Tire FAQs

We don’t have prices listed as we do not sell directly to consumers. You can search for your local Atturo retailer or a few of our authorized online retailers here: Dealers – Atturo.

eBay, and Wal-Mart are not authorized retailers of Atturo brand tires. Due to their marketplaces consisting of retailers from almost anywhere and everywhere, it is impossible to ensure the actual seller is an authorized retailer who has acquired their stock through legitimate sources, stored the tires appropriately, and has handled the tires properly. The information posted on these websites is often inaccurate and can be misleading which can lead to a consumer purchasing an improper tire for their vehicle.

You can purchase tires at any of the authorized dealers listed on our Online Dealers page.

Load range is used to describe how much air pressure a tire can hold and as such indicates how strong the tire is. Load range is used to estimate how much air pressure a tire can hold. In general, the more air pressure a tire can hold, the greater the load it can support as well. However, the load index is used to reflect how much weight, or load, a tire can bear. Load ranges will typically be A – G which is only 7 different categories. Load index, however, can range from 0 – 150. This makes the load index much more precise as to how much load the tire can hold.

When looking at the sidewall of a tire, there is a lot of information. Finding your tire size is easy within all that information. The tire size is likely a bigger size font than the other information and will be in a format such as this: 235/55R19. The first number is the section width of the tire measured in millimeters. The second number relates to the sidewall height of the tire. It is given as a percentage of the section width. For this example, the tire sidewall height is 55% of the tires section width of 235 mm, or 129mm.

The “R” is often mistaken to stand for “rim size” but it actually indicates that the tire is a radial tire. The confusion of this is because the last number is the wheel diameter that this tire fits on. In this example, a 19-inch wheel diameter. You can then use this information to get the overall dimensions of the tire.

Since we know the sidewall is 129 mm, you can double this to get either side around the wheel for 258 mm, or 10.16 inches. Add in the tire diameter of 19 inches and you get an overall diameter of 29.16 inches. The section width is already known at 235 mm, or 9.25 inches. This tire measures approximately 29.16 inches by 9.25 inches.

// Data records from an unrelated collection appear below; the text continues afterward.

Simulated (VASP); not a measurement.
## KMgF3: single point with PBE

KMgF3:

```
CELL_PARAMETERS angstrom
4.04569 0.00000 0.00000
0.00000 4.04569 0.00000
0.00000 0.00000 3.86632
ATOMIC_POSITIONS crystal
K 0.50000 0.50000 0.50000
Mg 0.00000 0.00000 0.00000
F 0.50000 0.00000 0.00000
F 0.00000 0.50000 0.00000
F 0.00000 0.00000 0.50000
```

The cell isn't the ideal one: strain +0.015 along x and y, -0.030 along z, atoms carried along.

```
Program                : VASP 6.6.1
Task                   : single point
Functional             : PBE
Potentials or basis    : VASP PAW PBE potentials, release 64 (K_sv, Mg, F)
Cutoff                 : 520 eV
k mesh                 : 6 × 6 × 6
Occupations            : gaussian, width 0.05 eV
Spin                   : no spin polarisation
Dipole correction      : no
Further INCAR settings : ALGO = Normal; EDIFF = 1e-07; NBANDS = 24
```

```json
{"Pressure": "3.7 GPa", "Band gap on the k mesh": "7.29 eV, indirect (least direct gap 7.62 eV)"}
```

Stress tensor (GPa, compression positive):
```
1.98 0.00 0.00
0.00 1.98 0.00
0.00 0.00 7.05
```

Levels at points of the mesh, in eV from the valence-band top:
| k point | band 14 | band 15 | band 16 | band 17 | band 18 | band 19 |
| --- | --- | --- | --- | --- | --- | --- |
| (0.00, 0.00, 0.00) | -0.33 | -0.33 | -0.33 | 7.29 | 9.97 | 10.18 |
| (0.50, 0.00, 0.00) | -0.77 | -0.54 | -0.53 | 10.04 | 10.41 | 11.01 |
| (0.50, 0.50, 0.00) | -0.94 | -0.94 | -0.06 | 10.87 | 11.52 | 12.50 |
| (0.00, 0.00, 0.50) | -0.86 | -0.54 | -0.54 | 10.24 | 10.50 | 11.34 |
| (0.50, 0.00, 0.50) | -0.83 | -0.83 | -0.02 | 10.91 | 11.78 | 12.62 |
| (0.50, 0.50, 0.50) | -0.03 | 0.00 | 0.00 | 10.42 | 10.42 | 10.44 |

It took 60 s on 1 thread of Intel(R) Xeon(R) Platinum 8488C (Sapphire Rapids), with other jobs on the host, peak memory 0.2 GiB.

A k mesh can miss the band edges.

UTQG stands for Uniform Tire Quality Grading, and it measures a tire’s treadwear, temperature resistance, and traction. The first grade is for the tire’s treadwear and gives you an approximate estimate for how long the treadwear will last. The higher the number, the more miles can be expected before the tread wears out. The 2nd grade measures how much force the tire generates on a wet surface. These grades range from C to AA where AA is the best. The last grade measures the tire’s resistance to temperature, specifically heat. The grades range from C to A where A indicates that the tire is most capable of maintaining performance in higher temperatures.

Speed ratings were created to match the speed capability of tires with the top speed capability of the vehicle to which they are applied. A vehicle capable of speeds of up to 149 mph should have a tire with a speed rating of “V”. Alternatively, off-road tires typically have a lower speed rating as they are designed for off-road use and typically have a speed rating of Q which has a top speed of 99 mph. It is recommended that a replacement tire have the same speed rating as the original tire. If a lower speed rating tire is selected, then the vehicle’s top speed is reduced to that of the tire. While it is common and permissible during winter to use a winter tire with a lower speed rating, it is very important to understand that the top speed of the vehicle is then reduced to the top speed the tire is capable of safely achieving and sustaining.

These red and yellow dots are put on at the factory that indicates the “high” and “low” spots on the tires that help installers balance the tires quickly and use as few wheel weights as possible. Since the valve stem assembly adds weight to a specific spot on the tire and wheel assembly, knowing where a “high” (heavy) and a “low” (light) spot on the tire helps the installer determine a good starting point to mount the tire so that the assembly will already be fairly balanced.

While some vehicles will be ok with replacing only 1 or 2 tires as needed, most vehicles will require at least the tires on the same axle to not differ by more than 2/32nds of an inch in diameter. The difference in the amount of circumference means the tires will be rotating at different speeds to cover the same amount of distance and this can cause undue wear to the vehicle. Certain drivetrain systems such All-Wheel Drive or Four-Wheel Drive may require all tires to be within a certain tolerance of overall diameter. Always check your vehicle owner’s manual for these specifications before installing less than a full set.

You can use our tire pressure calculator here: PSI Calculator. A tire’s main objective is to “carry the load” which is achieved by proper air pressures. Underinflation will cause the tire’s edges to wear more rapidly. This also causes a tire to “drag” against the road surface instead of roll. The dragging will create excessive heat, prematurely aging the tire and decreasing the tire’s “rolling resistance” which will increase fuel consumption. Conversely, “overinflation” will “crown” the tire wearing the center tread and impacting the tire’s ability to evacuate water causing potential steering loss.